| 12 Nov 2025
Grounding-line dynamics in a Stokes ice-flow model (Elmer/Ice v9.0): Improved numerical stability allows larger time steps
Abstract. The efficient and accurate simulation of grounding line dynamics in marine ice-sheet models remains a challenge, largely due to restrictive time-step limitations. The restrictive time step size of ice-sheet simulations (∼ ∆t = 0.01−0.5 years) has led to the routine use of approximate models that compromise physical complexity compared to full Stokes models. To address the time-step restriction and enhance the applicability of full Stokes simulations, we implement a numerical stabilisation scheme at the ice-ocean interface, namely the Free-Surface Stabilisation Algorithm (FSSA). The FSSA acts by predicting the surface elevation at the next time step, resulting in a reduction in surface oscillations and an increase in the largest numerically stable time step. When applied to the ice-ocean interface, FSSA acts in combination with the sea spring numerical stabilisation scheme, allowing larger time steps to be taken.

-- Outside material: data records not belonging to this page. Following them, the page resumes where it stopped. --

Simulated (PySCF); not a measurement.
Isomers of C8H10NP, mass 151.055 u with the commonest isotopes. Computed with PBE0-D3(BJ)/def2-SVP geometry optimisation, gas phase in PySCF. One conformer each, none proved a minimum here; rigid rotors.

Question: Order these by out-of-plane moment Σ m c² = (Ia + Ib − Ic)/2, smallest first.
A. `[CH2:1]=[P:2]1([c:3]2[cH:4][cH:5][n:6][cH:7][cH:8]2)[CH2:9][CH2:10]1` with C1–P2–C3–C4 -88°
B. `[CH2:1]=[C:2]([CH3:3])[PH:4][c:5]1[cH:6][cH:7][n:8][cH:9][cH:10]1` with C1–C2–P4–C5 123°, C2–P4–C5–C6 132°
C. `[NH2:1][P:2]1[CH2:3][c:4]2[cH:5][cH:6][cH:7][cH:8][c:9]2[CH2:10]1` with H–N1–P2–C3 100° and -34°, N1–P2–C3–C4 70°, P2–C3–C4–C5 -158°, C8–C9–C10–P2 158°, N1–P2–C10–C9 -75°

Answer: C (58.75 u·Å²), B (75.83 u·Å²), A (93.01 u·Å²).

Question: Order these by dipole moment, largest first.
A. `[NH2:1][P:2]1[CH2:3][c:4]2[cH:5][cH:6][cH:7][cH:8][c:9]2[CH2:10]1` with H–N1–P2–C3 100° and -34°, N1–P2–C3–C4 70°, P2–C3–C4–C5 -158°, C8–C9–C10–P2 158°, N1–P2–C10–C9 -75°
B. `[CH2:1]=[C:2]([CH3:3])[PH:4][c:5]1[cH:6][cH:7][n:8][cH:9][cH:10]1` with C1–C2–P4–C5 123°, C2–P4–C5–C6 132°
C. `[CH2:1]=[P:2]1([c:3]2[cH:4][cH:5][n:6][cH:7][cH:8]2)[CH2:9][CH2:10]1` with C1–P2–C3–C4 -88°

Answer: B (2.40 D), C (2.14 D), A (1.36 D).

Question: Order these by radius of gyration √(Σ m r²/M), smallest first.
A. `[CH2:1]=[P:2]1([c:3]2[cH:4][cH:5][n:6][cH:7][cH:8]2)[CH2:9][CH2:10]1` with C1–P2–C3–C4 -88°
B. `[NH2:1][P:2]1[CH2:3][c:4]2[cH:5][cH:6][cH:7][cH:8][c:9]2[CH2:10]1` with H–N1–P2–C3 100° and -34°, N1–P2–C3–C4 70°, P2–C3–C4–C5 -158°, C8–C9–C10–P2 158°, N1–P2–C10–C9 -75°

In order to test the capabilities of the FSSA when applied to the ice-ocean interface, we perform the benchmark simulation of Experiment 3a from the Marine Ice Sheet Model Intercomparison Project (MISMIP). These simulations demonstrate the ability of the model to capture grounding line migration on both prograde slopes (oceanward sloping) and retrograde slopes (inland sloping). We find a time step size of ∆t = 10 years to be numerically stable and accurate in the MISMIP experiment, which is more than an order of magnitude larger than the small time steps traditionally used. In comparison, a time-step size of ∆t = 50 years can maintain numerical stability, but is not capable of capturing the full range of grounding-line motion in the MISMIP experiments. We further demonstrate the applicability of the FSSA to a 3D marine terminating model domain, finding that a time-step size of ∆t = 10 years is numerically stable. The increase in the largest numerically stable time step by greater than an order of magnitude in marine-terminating Stokes ice-flow problems through the inclusion of FSSA broadens the applicability of Stokes models, which have otherwise been deemed too computationally expensive for large-scale applications.
The preprint under consideration presents the free-surface stabilization scheme (FSSA), a stabilization scheme for the free-surface Stokes equation. The free surface Stokes equation is a time-dependent equation that is generally solved with explicit time-stepping schemes, due to the difficulty in solving the free-surface evolution and the Stokes equations simultaneoulsy. A consequence of using explicit schemes is that time steps have to be small. The FSSA has been shown to enable higher time steps without reducing the numerical accuracy signficantly. In this preprint, the authors study the impact of using the FSSA in the context of marine ice sheets, where the free surface detaches from the bedrock at the grounding line.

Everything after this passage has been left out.